Interestingly, however, when asked if she writes “in form,” she says, “Never. I don’t have any gift for it,” implicitly distinguishing between her looser sound play (which I would certainly call a “formal” capacity!) and “fixed” or “received” form”; I wonder how she herself would categorize the highly innovative forms found in the work of poets like Mann and Hofmann.

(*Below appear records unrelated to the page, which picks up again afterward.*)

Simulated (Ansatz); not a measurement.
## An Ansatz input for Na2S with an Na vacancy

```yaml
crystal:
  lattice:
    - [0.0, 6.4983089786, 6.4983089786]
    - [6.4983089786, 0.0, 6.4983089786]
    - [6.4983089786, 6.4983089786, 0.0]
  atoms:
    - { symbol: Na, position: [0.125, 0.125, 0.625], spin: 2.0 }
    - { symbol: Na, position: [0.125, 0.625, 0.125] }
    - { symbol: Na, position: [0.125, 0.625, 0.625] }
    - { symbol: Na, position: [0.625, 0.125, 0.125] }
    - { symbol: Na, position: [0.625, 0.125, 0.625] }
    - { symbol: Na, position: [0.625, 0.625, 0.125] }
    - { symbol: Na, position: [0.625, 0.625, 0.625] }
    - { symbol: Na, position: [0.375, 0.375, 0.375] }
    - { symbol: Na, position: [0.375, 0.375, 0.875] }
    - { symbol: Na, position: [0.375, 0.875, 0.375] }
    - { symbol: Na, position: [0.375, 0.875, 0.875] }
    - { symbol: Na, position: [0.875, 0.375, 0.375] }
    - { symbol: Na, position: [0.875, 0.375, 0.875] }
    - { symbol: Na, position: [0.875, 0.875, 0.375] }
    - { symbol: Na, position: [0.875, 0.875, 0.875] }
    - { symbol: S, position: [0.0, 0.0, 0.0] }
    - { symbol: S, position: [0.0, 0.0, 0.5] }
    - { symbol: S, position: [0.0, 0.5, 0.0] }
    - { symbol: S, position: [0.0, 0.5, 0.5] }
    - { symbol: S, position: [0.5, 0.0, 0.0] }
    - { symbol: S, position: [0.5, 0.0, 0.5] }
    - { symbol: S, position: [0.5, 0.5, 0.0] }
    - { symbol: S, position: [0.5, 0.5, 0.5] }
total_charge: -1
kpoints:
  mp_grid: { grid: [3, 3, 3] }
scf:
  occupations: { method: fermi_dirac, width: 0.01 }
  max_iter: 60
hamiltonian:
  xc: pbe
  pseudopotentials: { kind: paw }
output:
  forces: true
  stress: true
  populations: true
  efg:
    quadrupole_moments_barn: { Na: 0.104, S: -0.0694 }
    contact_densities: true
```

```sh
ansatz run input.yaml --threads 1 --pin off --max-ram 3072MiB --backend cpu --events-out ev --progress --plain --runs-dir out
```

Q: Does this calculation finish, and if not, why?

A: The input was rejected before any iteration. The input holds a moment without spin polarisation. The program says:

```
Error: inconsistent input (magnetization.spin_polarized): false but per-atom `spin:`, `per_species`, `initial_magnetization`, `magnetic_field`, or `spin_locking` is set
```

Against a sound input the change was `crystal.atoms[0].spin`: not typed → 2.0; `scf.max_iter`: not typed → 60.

Though there might not be a direct lineage or influence of Kay Ryan on Mann or Hofmann (or at least not one that I have found), one might consider all three as engaged in the “queering” of “traditional” form, as Rickey Laurentiis posits in his description of Queering Form with Rickey Laurentiis, a course offered last year through Poets House in New York:
Since at least the mid-1990s, “queer” has emerged as a socio-political and theoretical framework set in opposition to the normative, “stable” or strictly binary. In 2016, then, what might it mean to write a poetics queerly, to insist upon a queer reading of a text or, indeed, to queer a form?
Laurentiis asked participants to “arrive not so much ready to toss what perceptions, conventions or ideas they have of the poem/poetic form out of their thinking, as much as be prepared to turn those perceptions, conventions and ideas on their heads, in-side out, out-of-sorts, to pervert them into some productive ‘new’ space.” Here, again, the opportunity to innovate with company.
To return once more to the couplet, if not the particular couplet of Mann and Hofmann, Laurentiis spoke of his own poem “Mood Indigo” to PANK in 2010, responding to the question “What is the significance or effect you wanted to achieve of the couplet structure in ‘Mood Indigo’?” with the following:
Anxiety, sex, tension, coupledom . . . The couplet-stanza has always represented for me a kind of friction, a pull-and-tug between each of its two lines that are–first separately and then, hopefully, together–campaigning for attention, for resonance. In a poem where I attempt to deconstruct what it means to be in love and in danger at once–whether that’s to be queer in these United States; whether that’s to be simply alive, trapped even, in a flooding house–the couplet form came, therefore, naturally. Moreover, “Mood Indigo” is a poem obsessed with ideas of absoluteness, of binaries between “this” or “that.” The couplet, in this way, mimics this exchange.
As per Merriam-Webster, one might take “exchange” here, again, as “talking or a talk between two or more people.” Synonyms include: converse, dialogue, discourse, discussion, conversation.